BBS Timbers at Port Whangarei has been revealed to have imported 24 tons of Teak from a Myanmar oligarch sanctioned for his ties to the military junta. Photo / Michael Cunningham
A Northland timber firm imported 24 tons of endangered teak - the preferred wood for superyacht construction - from a company owned by a Myanmar oligarch who is under United States and United Kingdom sanctions over his close ties with, and arms-dealing for, the current military junta.
Documents shared with the Herald and ICIJ by human rights group Justice with Myanmar and data transparency activists Distributed Denial of Secrets, showed in October 2021 - six months after a coup saw Myanmar backslide from budding democracy to civil-war-stricken military dictatorship - 23.9 tonnes of teak boards and scantling worth US$105,569 was shipped from Yangon to Auckland.
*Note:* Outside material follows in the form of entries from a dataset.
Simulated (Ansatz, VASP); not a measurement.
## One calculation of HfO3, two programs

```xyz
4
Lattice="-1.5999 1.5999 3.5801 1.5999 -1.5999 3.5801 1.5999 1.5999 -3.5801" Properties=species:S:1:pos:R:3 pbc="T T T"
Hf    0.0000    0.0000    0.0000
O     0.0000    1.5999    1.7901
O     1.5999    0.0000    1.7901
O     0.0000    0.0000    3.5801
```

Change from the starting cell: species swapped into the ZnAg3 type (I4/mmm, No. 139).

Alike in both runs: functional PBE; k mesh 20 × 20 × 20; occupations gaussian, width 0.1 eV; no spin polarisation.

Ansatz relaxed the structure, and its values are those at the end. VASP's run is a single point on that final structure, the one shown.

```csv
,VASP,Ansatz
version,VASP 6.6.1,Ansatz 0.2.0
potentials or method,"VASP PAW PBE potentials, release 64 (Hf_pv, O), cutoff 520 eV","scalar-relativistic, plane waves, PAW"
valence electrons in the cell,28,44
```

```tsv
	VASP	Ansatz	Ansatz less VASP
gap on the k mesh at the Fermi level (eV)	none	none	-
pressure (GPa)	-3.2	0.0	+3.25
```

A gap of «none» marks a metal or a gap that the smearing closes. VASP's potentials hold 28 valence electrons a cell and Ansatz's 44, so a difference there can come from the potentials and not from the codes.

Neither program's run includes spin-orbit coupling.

The documents show the recipient of the timber was Whangārei importer BBS timbers, while the ultimate seller was the Htoo Trading Company, a key component of the Htoo conglomerate owned by Myanmar’s richest man U Tay Za.
The shipment has raised questions over the lack of New Zealand sanctions targeting Myanmar, as well as the sustainability and accountability of the global trade in tropical hardwoods.
Paul Wickham, managing director of BBS Timber, confirmed the shipment occurred as the document described, but denied knowing who he had ultimately bought the teak from. Informed of details of his transaction and the controversy over Htoo and U Tay Za, Wickham said: “It’s not ideal. It doesn’t look good, no.”
Tentative steps in Myanmar toward democracy, including seeing Nobel peace prize laureate Aung San Suu Kyi freed from military house arrest and her subsequent victory in general elections in 2015 and 2020, backslid in 2021 when the country’s military reasserted power through a coup. Subsequent protests against the newly reinstalled junta were violently put down and have since spiralled into a still-ongoing civil war that has seen thousands killed.
Both Htoo and U Tay Za spent nearly a decade on various sanctions lists until these were relaxed in 2016 after the long-suppressed general elections. But by early October 2021, following a fresh coup earlier that year, the United States and United Kingdom had reimposed asset freezes and trade sanctions.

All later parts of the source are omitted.